Indian artist Vilasini was one of the storied group of avant-garde artists who coalesced around Sharif in Sharjah in the ’90s, who included Ibrahim, Mohammed Kazem, Abdullah Al Saadi and Hussein Sharif. Pushing against accepted notions of art, they exhibited broken, ephemeral, monumental and quixotic assemblages, and made production and exhibition forums.

From Vivek Vilasini's Housing Dreams III series (2015)
From Vivek Vilasini's Housing Dreams III series (2015)

The UAE art world’s recent analyses of that period brought Vilasini back here last year for the first time in almost two decades, and he now returns as the inaugural Indian artist on the Trans-Indian Ocean Artists Exchange, a residency exchange programme set up by curator Mo Reda that explores the artistic ties between South Asia and the Gulf. “It’s exciting and important that Vivek is the first of the Indian artists on the programme,” says Laura Metzler, curator of the Maraya Art Centre, which is co-hosting the residency with the Kochi-Muziris Biennale Foundation, based in Kerala.

"He has a strong history with the UAE and its artistic titans." On the Emirates side, Ibrahim and Kazemwere the first two artists sent to Kochi.
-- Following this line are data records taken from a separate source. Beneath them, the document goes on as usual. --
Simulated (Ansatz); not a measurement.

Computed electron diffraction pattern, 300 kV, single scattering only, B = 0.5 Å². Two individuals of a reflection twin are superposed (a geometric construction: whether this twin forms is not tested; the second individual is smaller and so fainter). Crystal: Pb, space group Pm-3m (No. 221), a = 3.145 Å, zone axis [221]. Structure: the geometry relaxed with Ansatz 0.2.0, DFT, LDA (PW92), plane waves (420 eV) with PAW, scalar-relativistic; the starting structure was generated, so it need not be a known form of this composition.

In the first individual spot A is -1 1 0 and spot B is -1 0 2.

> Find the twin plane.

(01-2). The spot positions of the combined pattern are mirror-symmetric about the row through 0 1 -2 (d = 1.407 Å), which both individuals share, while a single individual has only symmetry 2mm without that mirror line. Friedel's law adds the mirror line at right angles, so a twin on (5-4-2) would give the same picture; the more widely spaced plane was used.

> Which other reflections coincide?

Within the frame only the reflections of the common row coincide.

Vilasini moved to Sharjah, where a cousin of his was working, in 1995, in an effort to find a job that would finance his art-making. He met Ibrahim at an art exhibition where they both appeared to be visitors.

He recounts that he turned to Ibrahim and said, “Good work,” not knowing the pieces were Ibrahim’s own. The pair became friends and the Emirati artist introduced him to the Sharif circle, who were largely unknown­ – or, if known, disliked – by artists and writers in Sharjah at the time.

The group were due to have their first museum exhibition in two months’ time at the Sharjah Art Museum when, Vilasini says, Sharif called the curator and demanded Vilasini’s sculptures were included. “If he’s not in there, I’m not in there,” Sharif announced. They had to stop production and reissue the exhibition catalogue, but Vilasini became a part of it. “It was like a brotherhood,” recalls Vilasini, of that time. “We didn’t know if it was going to be validated. That was beyond the point. We were sure of what we wanted to be doing and that we were going to be doing it.”

Vilasini has returned to a Sharjah much bigger than he remembers ("There used to be an enormous mosque here. Now it's just normal-sized") and in which Sharif has taken pride of place – most notably in the important retrospective of his work just down the way from the Maraya, the Sharjah Art Foundation's Hassan Sharif: I Am the Single Work Artist, curated by Sheikha Hoor bint Sultan Al Qasimi.

From Vivek Vilasini's Housing Dreams III series (2015)
From Vivek Vilasini's Housing Dreams III series (2015)

“Now he’s everywhere,” says Vilasini. “On the street over there, Hassan’s name. On the buses, Hassan’s name. It’s nice to be a part of what he always knew he was. The country is paying back to a genius.”

Vilasini was also part of the historiographic show curated by Maya Allison, with Bana Kattan and Alaa Edris, at New York University Abu Dhabi last year, But We Cannot See Them: Tracing a UAE Arts Community, which focused on this period.

“I learned about Vivek when I interviewed people in researching the show,” says Allison. “He showed up in every interview as a central figure in the group. It was not only a great discovery but it confirmed my suspicions that the art world here was never exclusively oriented towards the West but was also engaged with South Asia.”

Mohammed Ahmed Ibrahim and Vivek Vilasini (right) plant an Indian gooseberry tree in honour of Hassan Sharif, Munnar, India, 16 December 2016.
Mohammed Ahmed Ibrahim and Vivek Vilasini (right) plant an Indian gooseberry tree in honour of Hassan Sharif, Munnar, India, 16 December 2016.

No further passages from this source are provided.